Today I'm driving 284 miles round-trip to take Jeeves in to be fixed by a dealer that isn't an ass. At least it's a nice day for it.
Things have finally progressed since I complained to the BBB. While Holland's Sew Shoppe continues to refuse to acknowledge that a single thing might be wrong with my machine and has now expanded their accusations of my incompetence to include my ability to work the software and hoop anything at all AND that I lied about them not ordering parts in a timely manner (3 months for a damn bobbin cover?), they refunded the $60 "repair" fee that I paid them in February to do absolutely nothing, and Husqvarna has finally stepped in (after 6 emails from me) and will be honoring the warranty because all of this started while it was under warranty, and will work with the new dealer to either find the problem or send it in to the service center.

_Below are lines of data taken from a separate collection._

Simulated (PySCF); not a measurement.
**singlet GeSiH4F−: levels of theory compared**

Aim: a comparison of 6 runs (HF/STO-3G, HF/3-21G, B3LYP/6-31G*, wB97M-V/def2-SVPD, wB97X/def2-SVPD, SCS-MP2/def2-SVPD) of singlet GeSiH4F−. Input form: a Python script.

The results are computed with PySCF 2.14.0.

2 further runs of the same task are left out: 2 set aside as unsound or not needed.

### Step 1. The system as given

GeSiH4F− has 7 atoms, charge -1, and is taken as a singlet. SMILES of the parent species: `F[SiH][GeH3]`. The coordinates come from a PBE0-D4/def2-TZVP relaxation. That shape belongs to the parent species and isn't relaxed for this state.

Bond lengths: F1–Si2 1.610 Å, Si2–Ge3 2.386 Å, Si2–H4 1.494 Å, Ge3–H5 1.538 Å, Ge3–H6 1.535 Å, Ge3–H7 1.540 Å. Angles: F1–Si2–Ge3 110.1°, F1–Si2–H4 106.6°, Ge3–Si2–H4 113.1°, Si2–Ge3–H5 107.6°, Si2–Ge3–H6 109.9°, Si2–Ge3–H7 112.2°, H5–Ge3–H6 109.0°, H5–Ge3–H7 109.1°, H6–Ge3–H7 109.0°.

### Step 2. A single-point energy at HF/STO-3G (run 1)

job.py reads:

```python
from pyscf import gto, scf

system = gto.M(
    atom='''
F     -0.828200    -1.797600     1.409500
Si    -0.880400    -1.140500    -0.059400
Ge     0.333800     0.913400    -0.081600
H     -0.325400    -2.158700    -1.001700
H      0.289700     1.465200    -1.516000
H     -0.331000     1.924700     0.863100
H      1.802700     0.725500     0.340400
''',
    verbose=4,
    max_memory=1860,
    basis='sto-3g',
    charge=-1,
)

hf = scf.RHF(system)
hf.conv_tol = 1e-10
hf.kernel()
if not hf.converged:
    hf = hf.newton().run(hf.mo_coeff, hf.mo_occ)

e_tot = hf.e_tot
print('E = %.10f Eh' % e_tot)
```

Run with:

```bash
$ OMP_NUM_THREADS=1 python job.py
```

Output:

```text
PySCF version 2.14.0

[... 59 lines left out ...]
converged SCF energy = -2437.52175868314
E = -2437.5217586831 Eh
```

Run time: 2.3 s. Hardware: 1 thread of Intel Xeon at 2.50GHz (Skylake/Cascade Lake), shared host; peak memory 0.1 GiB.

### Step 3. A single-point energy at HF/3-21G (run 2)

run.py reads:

So, it's good and bad. While I am happy that at least I didn't have to pay for this lousy treatment from Holland's, it would be hard to find a more ungracious response than their two letters to the Better Business Bureau. I think all of us have personal egos, but it must be very sad to be a person who would rather save face than save a customer. Just a year ago, I was an advocate for Husqvarna and would have recommended them to anyone. Now they're finally stepping in to make things right, but it will never be the same. Even if everything works perfectly, I'll never be as happy as I was, nor can I ever recommend them to anyone. And what would it have really taken for them to have behaved just a bit better and create a happy customer? I actually suggested to them several months ago that they send out surveys to their customers to find out how they are being treated by their dealers. On the Husqvarna Facebook page, customer after customer in totally unrelated areas are sharing horror stories of service at dealerships, and other dealers are jumping in to say that Husqvarna has "no control" over their dealers. Hogwash (which is the only non-swear word I can think of that would be accurate here). Manufacturers exert control over dealers all the time--just ask any car dealer or a McDonald's franchise owner. Think McDonald's lets a few things slide here and there because they "have no control" over a dealer? McDonald's food might be really revolting, but the corporate office makes sure that their revolting food is equally revolting worldwide. They take more care of a 99 cent hamburger than Husqvarna does over machines that cost $3000 to $6000. How did they not see the logical result?
In college I sold Cutco knives, as did many college students. I still have them, and almost 20 years after I started selling them, I still sell them to friends occasionally because I can be absolutely positive that they won't regret it. They are the best knives I have ever used, and the guarantees are absolute. I recently sent back a couple pieces to be sharpened--including my sewing shears--and a piece with a melted handle to be replaced, and they came back quickly, no questions asked, and for unknown reasons they had replaced my 10-year-old sewing shears instead of just sharpening them. Maybe that was easier, or maybe they found a flaw I had never seen. It doesn't matter--I'm happy, have just about everything they make, and continue to give Cutco as gifts, as do many of my friends and relatives. Pretty good return on investment for the occasional knife they replace for free.
When Andy and I got married, we used some of the wedding money to buy some great pans we found at a local cooking store made by an American company called Scanpan. We didn't know much about the company, but the pans are titanium so that meant nonstick pans that could go in the dishwasher. Score! We ended up having two pans that had trouble after 3 years of pretty hard use, so I sent the company an email to ask what I needed to do to get them replaced, and I promptly received an email with an attached return form, and they replaced them without question--even though we hadn't realized they would send whole new pans with lids to replace the two we returned, so now we even have extra lids. No questions asked, it probably didn't cost them a whole lot to replace them, and now I mention it to everyone I know. Again, probably a pretty good investment.
We buy everything we can through Costco because of their outstanding customer service. I will not even consider another insurance company because of the outstanding customer service I have received time and time again from Farm Bureau insurance. Our mechanic, Mountain View Service, doesn't have loyal customers so much as a customer cult. I am truly sorry that neither Husqvarna nor Holland's Sew Shoppe can see the value of creating that kind of customer loyalty, and perhaps they'll even manage to stay in business because there will always be people like me who don't know that not all expensive sewing machines are going to be backed the same way by manufacturers. But they have forever destroyed my customer relationship with them. I hope that whatever sense of superiority or satisfaction Holland's gets out of believing customers to be liars and incompetents is worth it. A 280-mile drive is certainly worth it to me to never see them again.